CategoricalProbs Sample Discrepancies

[stergiosba]

The following explains the issue.

import distrax
import numpyro as pyro
import jax.numpy as jnp
import jax.random as jrandom
import tensorflow_probability.substrates.jax as tfp
import matplotlib.pyplot as plt

key = jrandom.PRNGKey(0)
probs = jnp.array([0.21, 0.25, 0.54])

d_tfp = tfp.distributions.Categorical(probs=probs)
d_pyro = pyro.distributions.Categorical(probs=probs)
d_distx = distrax.Categorical(probs=probs)

PYRO = []
TFP = []
DISTX = []

n_s = 1000
for _ in range(n_s):
    key, subkey = jrandom.split(key)
    PYRO.append(d_pyro.sample(subkey))
    TFP.append(d_tfp.sample(seed=subkey))
    DISTX.append(d_distx.sample(seed=subkey))

PYRO = jnp.array(PYRO)
TFP = jnp.array(TFP)
DISTX = jnp.array(DISTX)
x = jnp.arange(len(probs) + 1)

plt.hist([PYRO, TFP, DISTX], bins=x)
plt.grid()
plt.title("Samples of X")
plt.xlabel("Sample value of X")
plt.ylabel("Frequency")
plt.legend(["Experiment 1 (loop)", "Experiment 2 (stacked)"])
plt.xticks(x - 0.5, x)
plt.show()

And here is a histogram of the samples.

I can see this being kind of fast as without jit I get the following

Numpyro: 255 µs ± 5.25 µs per loop (mean ± std. dev. of 7 runs, 1,000 loops each)
TFP: 741 µs ± 7.94 µs per loop (mean ± std. dev. of 7 runs, 1,000 loops each)
Distrax: 219 µs ± 2.14 µs per loop (mean ± std. dev. of 7 runs, 1,000 loops each)

But with jit all of the advantage is practically gone:

Numpyro: 2.54 µs ± 1.29 µs per loop (mean ± std. dev. of 7 runs, 1,000 loops each)
TFP: 2.26 µs ± 130 ns per loop (mean ± std. dev. of 7 runs, 1,000 loops each)
Distrax: 2.2 µs ± 57.9 ns per loop (mean ± std. dev. of 7 runs, 1,000 loops each)

Most importantly what the histograms do not reveal is the order with which samples are sampled.
I include the following figures that show that TFP and Distrax are producing the same samples (x=y line) everytime.

While TFP and Numpyro are not consistently producing the same sample.

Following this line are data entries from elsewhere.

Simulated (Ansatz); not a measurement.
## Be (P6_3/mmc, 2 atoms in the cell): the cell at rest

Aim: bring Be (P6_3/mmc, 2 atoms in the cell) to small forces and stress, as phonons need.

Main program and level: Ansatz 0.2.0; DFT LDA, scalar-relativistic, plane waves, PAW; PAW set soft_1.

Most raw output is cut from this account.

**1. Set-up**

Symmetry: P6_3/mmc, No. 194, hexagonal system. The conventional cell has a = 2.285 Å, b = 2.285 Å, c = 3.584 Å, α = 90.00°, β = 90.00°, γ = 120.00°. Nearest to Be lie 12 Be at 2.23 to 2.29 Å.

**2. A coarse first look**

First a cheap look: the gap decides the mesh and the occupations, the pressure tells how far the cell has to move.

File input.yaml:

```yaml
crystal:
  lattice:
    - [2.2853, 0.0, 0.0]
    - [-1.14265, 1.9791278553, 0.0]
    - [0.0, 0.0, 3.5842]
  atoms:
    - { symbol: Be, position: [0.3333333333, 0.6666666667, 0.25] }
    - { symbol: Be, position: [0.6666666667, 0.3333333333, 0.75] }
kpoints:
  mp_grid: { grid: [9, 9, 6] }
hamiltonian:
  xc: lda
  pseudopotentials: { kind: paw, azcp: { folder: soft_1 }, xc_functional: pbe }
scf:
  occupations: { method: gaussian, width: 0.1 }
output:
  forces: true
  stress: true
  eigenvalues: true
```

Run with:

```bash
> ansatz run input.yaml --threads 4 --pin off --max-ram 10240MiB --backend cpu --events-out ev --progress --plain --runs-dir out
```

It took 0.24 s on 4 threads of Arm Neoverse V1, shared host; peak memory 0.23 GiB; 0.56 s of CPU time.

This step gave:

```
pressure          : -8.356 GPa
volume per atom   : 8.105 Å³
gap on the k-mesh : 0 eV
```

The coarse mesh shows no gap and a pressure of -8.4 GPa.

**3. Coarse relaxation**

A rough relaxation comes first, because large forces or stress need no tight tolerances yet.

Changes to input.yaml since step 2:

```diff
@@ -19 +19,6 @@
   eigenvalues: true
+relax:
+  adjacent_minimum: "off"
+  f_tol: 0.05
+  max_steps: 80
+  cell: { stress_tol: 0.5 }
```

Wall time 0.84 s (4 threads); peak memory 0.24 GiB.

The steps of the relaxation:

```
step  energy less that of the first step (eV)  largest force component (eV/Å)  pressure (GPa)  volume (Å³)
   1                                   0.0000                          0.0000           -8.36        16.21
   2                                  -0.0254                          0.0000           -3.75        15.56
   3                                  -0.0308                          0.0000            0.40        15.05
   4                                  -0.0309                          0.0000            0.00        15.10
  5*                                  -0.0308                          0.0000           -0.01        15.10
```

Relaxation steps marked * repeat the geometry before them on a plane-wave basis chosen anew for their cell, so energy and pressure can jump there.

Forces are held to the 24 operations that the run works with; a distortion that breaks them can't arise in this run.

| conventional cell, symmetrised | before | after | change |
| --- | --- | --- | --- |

This does not happen with the Logits versions of the distributions thus definitely the culprit is the function:

numpyro/numpyro/distributions/util.py

Line 197 in fb7a029

def _categorical(key, p, shape):

Proposed solution is to change the sample function of the CategoricalProbs class and use:

def sample(self, key, sample_shape=()):
    assert is_prng_key(key)
    samples = jax.random.categorical(key=key, logits=self.logits, axis=-1,
                            shape=sample_shape + self.batch_shape)
    return samples

[fehiepsi]

Thanks for the detailed explanation, @stergiosba! It is expected that samples from different libraries will be generated in different orders. We will need to think more about whether to make CategoricalProbs and CategoricalLogits generate consistent samples.

[stergiosba]

Through the prism of controlled randomness in JAX, it sounds more pleasing to have consistent samples with other libraries. I do understand what you mean but that does not change the fact that the used sampling function is a bit off the mark.

Essentially we asked for the following distribution:

probs = jnp.array([0.21, 0.25, 0.54]) 

But looking at the output histograms we got this (in 1000 samples).

probs = jnp.array([0.19, 0.24, 0.57]) 

Let me know what you think.

[martinjankowiak]

1000 samples is far too few samples to make some claim about the incorrectness of the sampler. the sampler provides i.i.d. samples; it does not e.g. provide stratified samples that semi-exactly reproduce marginal statistics.

trying to ensure that numpyro samplers exactly produce the same samples as in some other library is a pointless exercise.

[stergiosba]

I understand what you mean. I am only skeptical about the situation where a small number of samples (100~1000) is needed. In this case the discrepancy is the biggest and for 100 samples you get the following:

When the number of samples is small numpyro is way off.

In 1 million samples things are more ironed out:

Finally, I have no idea where the "is a pointless exercise" comment comes from. Numpyro is a tool that is bound to be compared with other similar tools, if you believe an effort for correctness it is not necessary...well we just don't agree (and that is ok).

[tillahoffmann]

Finally, I have no idea where the "is a pointless exercise" comment comes from. Numpyro is a tool that is bound to be compared with other similar tools, if you believe an effort for correctness it is not necessary...well we just don't agree (and that is ok).

As these are pseudorandom random numbers, the question of correctness is if they produce (approximately) iid samples from the target distribution, not if they generate the same samples. As a simple example, consider an iid sample of size n. Shuffling that sample is still a sample from the target distribution.

numpyro should certainly be compared with other tools, but, provided I understood @martinjankowiak correctly, the exercise is not fruitful here because looking at the order of samples is not the right question to ask.

As an aside, even the C++ standard library random number implementation may given different results for the same seed on different operating systems.